How to build Data Warehouse on Hadoop cluster (Part 1)
- 15 minsIn their business activities, business owners always need to make decisions, the right decisions will help the business stabilize and develop, on the contrary, wrong decisions will lead to losses or even bankruptcy. Business Intelligence (BI) is a system that synthesizes information, provides smart analytical reports, builds predictive models from data, allowing business owners to have a comprehensive view of their business, thereby making decisions that are beneficial to business operations. In this article, I will introduce to you about Data warehouse (DWH) which is likened to “stomach”, is the warehouse that stores all the data of the BI system, due to the capacity of the article, I will split it into 2 parts: Part 1 is the installation instructions, part 2 is the DWH application for a specific problem.
Contents
- Overview
- Design architecture
- Install Spark
- Install Postgresql
- Configuring Spark Thrift Server (Hive)
- Install DBT
- Install Superset
- Install Airflow
- Conclusion
I am currently consulting, designing and implementing data analysis infrastructure, Data Warehouse, Lakehouse for individuals and organizations in need. You can see and try a system I have built here. Please contact me via email: lakechain.nguyen@gmail.com. Thank you!
Overview
According to the definition from Oracle, Data Warehouse is a type of data management system designed to support analytical activities and business intelligence (BI). Data in a data warehouse is structured like a database, but there are some differences between the two systems as follows:
- Database is used for data collection purposes, used for daily activities, while DWH is used for data analysis.

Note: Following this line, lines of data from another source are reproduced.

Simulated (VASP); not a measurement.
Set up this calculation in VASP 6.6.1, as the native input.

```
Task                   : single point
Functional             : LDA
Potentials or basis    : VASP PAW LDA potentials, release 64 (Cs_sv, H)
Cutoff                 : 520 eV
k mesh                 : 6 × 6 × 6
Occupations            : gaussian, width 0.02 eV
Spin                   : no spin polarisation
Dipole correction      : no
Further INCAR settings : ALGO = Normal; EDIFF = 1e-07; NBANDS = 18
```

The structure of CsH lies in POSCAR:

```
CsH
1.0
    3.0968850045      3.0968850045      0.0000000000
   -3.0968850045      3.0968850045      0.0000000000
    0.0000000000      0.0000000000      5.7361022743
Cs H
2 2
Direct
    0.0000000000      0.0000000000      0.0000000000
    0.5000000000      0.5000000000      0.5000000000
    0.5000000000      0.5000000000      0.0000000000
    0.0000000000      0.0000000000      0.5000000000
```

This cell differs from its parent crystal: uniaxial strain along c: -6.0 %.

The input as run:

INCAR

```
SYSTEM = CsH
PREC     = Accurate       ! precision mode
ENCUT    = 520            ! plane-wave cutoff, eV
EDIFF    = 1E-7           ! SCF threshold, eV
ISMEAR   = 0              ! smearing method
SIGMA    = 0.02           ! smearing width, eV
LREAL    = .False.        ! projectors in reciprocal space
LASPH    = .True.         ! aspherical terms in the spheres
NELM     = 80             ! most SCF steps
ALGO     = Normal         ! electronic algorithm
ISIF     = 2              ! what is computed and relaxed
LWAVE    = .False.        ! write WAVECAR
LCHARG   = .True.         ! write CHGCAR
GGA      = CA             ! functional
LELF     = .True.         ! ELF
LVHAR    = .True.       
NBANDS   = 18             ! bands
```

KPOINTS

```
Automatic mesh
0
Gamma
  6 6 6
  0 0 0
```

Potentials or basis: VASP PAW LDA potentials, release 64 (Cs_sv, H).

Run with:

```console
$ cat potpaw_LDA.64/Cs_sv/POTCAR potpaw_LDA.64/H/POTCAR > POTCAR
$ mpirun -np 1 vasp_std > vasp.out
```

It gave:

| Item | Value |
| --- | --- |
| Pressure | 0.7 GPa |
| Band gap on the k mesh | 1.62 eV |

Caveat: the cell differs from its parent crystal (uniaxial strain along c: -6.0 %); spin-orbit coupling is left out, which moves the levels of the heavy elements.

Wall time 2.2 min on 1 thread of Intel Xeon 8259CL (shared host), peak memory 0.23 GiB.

- Data in the Database is added, edited, and deleted directly by applications, while data in DWH is imported from many different sources.
- Tables in the Database are designed in a standard form to avoid redundancy and ensure accuracy when adding, editing, and deleting, while in DWH data can be repeated for faster querying but limited when editing data.
- Database is optimized for queries that add, edit, delete, and comply with ACID to ensure data integrity, while DWH is optimized for complex, in-depth analytical and synthetic queries that do not always comply with ACID.
Design Architecture
There are many ways to design a Data Warehouse, it will depend on each person’s usage needs, here I rely on the technical descriptions of Dune Analyst a startup that provides Blockchain data analysis infrastructure, valued at up to 1 billion dollars in February 2022.
- DBT is a framework that allows developers to quickly build data models and data transformations using the familiar SQL language.
- HDFS acts as the data storage infrastructure for the entire system, providing high scalability, availability and fault tolerance.
- Spark is a computing framework that allows applications to run in parallel and distributed across multiple computers to increase efficiency in processing big data. Spark is hundreds of times faster than Mapreduce thanks to its ability to use RAM to store intermediate data instead of reading and writing them on hard drives.
- Hive in this system acts as an interface layer that allows other applications to use Spark and HDFS using SQL language.
- Postgresql is the database that stores Metadata for Hive.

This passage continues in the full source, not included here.